Cassandra data ingestion with CDC

Jay Zhuang - Uber

Jay has spoken previously about general Cassandra usage and management at Uber. For this presentation, Jay will describe the new CDC design, and how Uber integrated it with Kafka for data ingestion and Redis for cache invalidation. The talk will cover the challenges for data ingestion from Cassandra, the current CDC design and limitations, and CDCv2 with a plugin interface. Jay will wrap up with the pros and cons, benchmark, and stress-test results. This will be a great talk for Cassandra users who need to have a data ingestion pipeline.

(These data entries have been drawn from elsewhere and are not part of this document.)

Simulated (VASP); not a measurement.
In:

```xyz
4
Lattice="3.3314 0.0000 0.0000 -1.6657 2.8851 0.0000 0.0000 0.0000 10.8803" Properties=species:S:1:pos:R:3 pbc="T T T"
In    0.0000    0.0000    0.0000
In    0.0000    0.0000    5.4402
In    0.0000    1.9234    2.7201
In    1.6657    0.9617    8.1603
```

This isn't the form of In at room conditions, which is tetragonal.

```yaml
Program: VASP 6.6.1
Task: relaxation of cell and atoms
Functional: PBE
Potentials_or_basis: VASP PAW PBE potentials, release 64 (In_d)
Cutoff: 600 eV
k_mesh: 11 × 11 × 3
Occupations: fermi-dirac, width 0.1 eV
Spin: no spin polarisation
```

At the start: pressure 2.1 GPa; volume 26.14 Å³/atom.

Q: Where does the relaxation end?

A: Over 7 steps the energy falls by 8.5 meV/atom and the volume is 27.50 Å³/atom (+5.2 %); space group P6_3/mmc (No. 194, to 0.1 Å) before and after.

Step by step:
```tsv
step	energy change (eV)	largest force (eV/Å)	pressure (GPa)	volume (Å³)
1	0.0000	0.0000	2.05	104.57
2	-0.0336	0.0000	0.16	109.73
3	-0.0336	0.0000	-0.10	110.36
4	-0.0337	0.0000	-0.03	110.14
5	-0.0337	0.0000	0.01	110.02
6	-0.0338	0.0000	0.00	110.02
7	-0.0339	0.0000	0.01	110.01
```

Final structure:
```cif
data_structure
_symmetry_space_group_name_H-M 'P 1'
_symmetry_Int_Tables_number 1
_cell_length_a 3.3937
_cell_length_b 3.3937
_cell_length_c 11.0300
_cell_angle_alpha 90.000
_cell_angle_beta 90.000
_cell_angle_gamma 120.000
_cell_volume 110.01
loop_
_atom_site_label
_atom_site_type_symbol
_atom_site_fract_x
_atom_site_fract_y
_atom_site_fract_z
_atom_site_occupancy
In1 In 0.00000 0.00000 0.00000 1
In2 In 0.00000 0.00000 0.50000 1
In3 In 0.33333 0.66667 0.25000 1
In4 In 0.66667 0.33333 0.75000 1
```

Running Apache Cassandra on Docker

Jim Hatcher - DataStax

Containers area a lightweight alternative to Virtual Machines for isolating applications within a single host machine. They are widely used in the web- and application-tiers of systems, but are they really appropriate for the stateful data tier? In this talk, we will explore that subject and walk through how to get Cassandra running using Docker.
Intended audience: Technical Architects
Technical skills and concepts required: Cassandra, Virtualization, Containers, Docker

Deploying Cassandra in Multi-cloud

Jeff Carpenter - DataStax

One of the recent trends in cloud computing is the tendency for enterprises to use multiple clouds, either to take advantage of unique offerings per cloud vendor or to hedge their bets. Creating a data tier that spans multiple clouds is a key consideration in these architectures. Apache Cassandra is an ideal technology for the multi-cloud data tier due to its flexibility and resilience. In this talk we’ll discuss the challenges you’ll face in developing the data tier of multi-cloud applications, provide recommendations on how to address these challenges with Cassandra, and show how we created a sample application to demonstrate these recommendations in practice.
Intended audience: developers, operators, architects
Skill level: some experience with deploying/configuring Cassandra will be useful

Getting the most out of Cassandra

Jeff Carpenter - DataStax

If you’re just getting started on your journey with Apache Cassandra, this talk is for you. We’ll talk about when (and when not) to use Cassandra and share some resources that can help you get up to speed quickly on data modeling and application development. We’ll look at how to avoid some common pitfalls, and talk about how to approach Cassandra operations. Finally, we’ll discuss some tangible ways you can give back to the community.
Intended audience: developers, operators, architects
Skill level: beginner with SW dev background